Add Metal backend core ETMetal runtime. #15020

manuelcandales · 2025-10-10T21:01:37Z

This commit introduces the foundational Metal backend runtime.

Key features:

ETMetalStream for managing Metal devices, command queues, buffers, and synchronization.
ETMetalShaderLibrary for compiling Metal shader source and caching pipeline states.
ETMetalKernelFunction for kernel argument binding, dispatching, and synchronization with stream-managed encoders.
Added global buffer management and pointer tracking between host and Metal buffers.
Added global stream management utilities and synchronization helpers

This provides the necessary runtime primitives for executing compute shaders and MPSGraph workloads.

[ghstack-poisoned]

manuelcandales · 2025-10-10T21:01:39Z

Stack from ghstack (oldest at bottom):

pytorch-bot · 2025-10-10T21:01:41Z

🔗 Helpful Links

🧪 See artifacts and rendered test results at hud.pytorch.org/pr/pytorch/executorch/15020

📄 Preview Python docs built from this PR

Note: Links to docs will display an error until the docs builds have been completed.

✅ No Failures

As of commit d37e7ef with merge base 6e0c9f6 ():
💚 Looks good so far! There are no failures yet. 💚

This comment was automatically generated by Dr. CI and updates every 15 minutes.

[ghstack-poisoned]

mergennachin

See inline

mergennachin · 2025-10-12T16:13:24Z

backends/apple/metal/runtime/shims/et_metal.mm

+    // Commit buffer and allow immediate reuse for better performance
+    [commandBuffer_ commit];
+    ET_LOG(Debug, "ETMetalStream::commitAndContinue: Committed buffer %p with continue", commandBuffer_);
+


Don't you need to release the buffer after commit?

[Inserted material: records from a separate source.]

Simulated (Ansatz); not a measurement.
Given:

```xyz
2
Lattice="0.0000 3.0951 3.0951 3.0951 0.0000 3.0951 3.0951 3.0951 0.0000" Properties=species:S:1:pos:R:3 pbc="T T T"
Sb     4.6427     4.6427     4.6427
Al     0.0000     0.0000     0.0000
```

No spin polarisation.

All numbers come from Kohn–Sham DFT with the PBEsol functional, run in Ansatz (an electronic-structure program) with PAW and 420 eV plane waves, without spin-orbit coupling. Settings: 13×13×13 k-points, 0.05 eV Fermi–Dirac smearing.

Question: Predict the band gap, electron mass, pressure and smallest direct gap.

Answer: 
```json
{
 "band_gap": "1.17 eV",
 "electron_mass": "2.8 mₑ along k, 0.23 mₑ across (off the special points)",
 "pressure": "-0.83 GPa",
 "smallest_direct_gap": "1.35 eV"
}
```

[commandBuffer_ release]; commandBuffer_ = nil;

With commitAndContinue we commit and continue reusing the buffer, until we flush. So, we don't release it after commit.

mergennachin · 2025-10-12T16:17:29Z

backends/apple/metal/runtime/shims/et_metal.mm

+    if (cps_) [cps_ retain];
+    if (func_) [func_ retain];


Why do you need these retain lines? Aren't these already owned by the class?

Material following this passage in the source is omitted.